Tim Scott, a former soldier deployed in Afghanistan and a fighter against Isis with Kurdish forces, was interviewed by journalist Alex Thomson, following the announcement that he plans to lead a UK wing of the right-wing German movement Pegida.

UK Pegida – the ‘Patriotic Europeans Against the Islamisation of the Occident’ – is to hold its first rally on 6 February, with former English Defence League leader Tommy Robinson helping to launch and providing “advice” to the group.

But speaking in the interview screened last night on Channel 4, Mr Scott appeared to find it difficult to elaborate on what he branded the “big truth” with regards to radical Islam in the UK.

He said: “It’s very important that the truth gets out there.”

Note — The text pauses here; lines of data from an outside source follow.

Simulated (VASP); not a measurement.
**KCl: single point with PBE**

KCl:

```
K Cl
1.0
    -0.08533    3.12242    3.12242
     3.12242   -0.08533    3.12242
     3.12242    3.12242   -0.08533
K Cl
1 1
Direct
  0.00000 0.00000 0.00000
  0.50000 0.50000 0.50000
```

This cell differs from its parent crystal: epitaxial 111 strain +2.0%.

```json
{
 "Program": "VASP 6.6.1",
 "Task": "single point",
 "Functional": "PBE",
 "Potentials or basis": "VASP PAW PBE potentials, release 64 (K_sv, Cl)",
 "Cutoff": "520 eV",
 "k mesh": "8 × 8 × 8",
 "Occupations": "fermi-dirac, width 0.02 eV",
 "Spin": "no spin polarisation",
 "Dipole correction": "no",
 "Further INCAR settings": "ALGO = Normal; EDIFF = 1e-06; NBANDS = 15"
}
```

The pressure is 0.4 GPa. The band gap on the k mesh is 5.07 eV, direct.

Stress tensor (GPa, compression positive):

Video: Channel 4 News/YouTube

When asked what this “truth” was, he added: “The big truth of what’s going on around the country. With girls getting groomed, these are facts.”

“What else?”, the journalist pressed.

“The youth getting radicalised within Islam,” replied Mr Scott. “There are so many things, you know.”

“Well that’s two,” replied Mr Thomson.

Mr Scott then continued by stating that he fears the UK could, in some way, become like Iraq.

He said: “What I’ve seen in Iraq and stuff like that… If we were to get to that stage, that’s my main concern.”

When his interviewer said that was a “preposterous” claim, Mr Scott replied: “This is exactly it. The thought processes of people, that people think ‘oh yeah that’s just how it is’.

“Do we wait until it gets that bad? No, it’s best to prevent what’s going on.”

Mr Robinson has said UK Pegida will campaign to ban all Muslim immigration into the UK for five years, stop new mosques being built, and ban the funding of mosques abroad.

He has said the group will be “moderate” and that “opposing Islam is not far-right, it doesn’t make you an extremist and it doesn’t make you a bigot”.

Following the interview, Mr Thomson wrote that his exchange with Mr Scott was a “car crash” and that he was “plainly unaccustomed to any scrutiny as to what the threat of radical Islam might be”.

Mr Thomson added: “I endeavoured to point out that Iraq was run by a notorious blood-Baathist built on industrial torture and slaughter up to and including chemical warfare – but that cuts no ice with Tim.

“He feels – and Robinson like him – that the UK could somehow become another Iraq because of radical Islam. And this is genuinely felt.”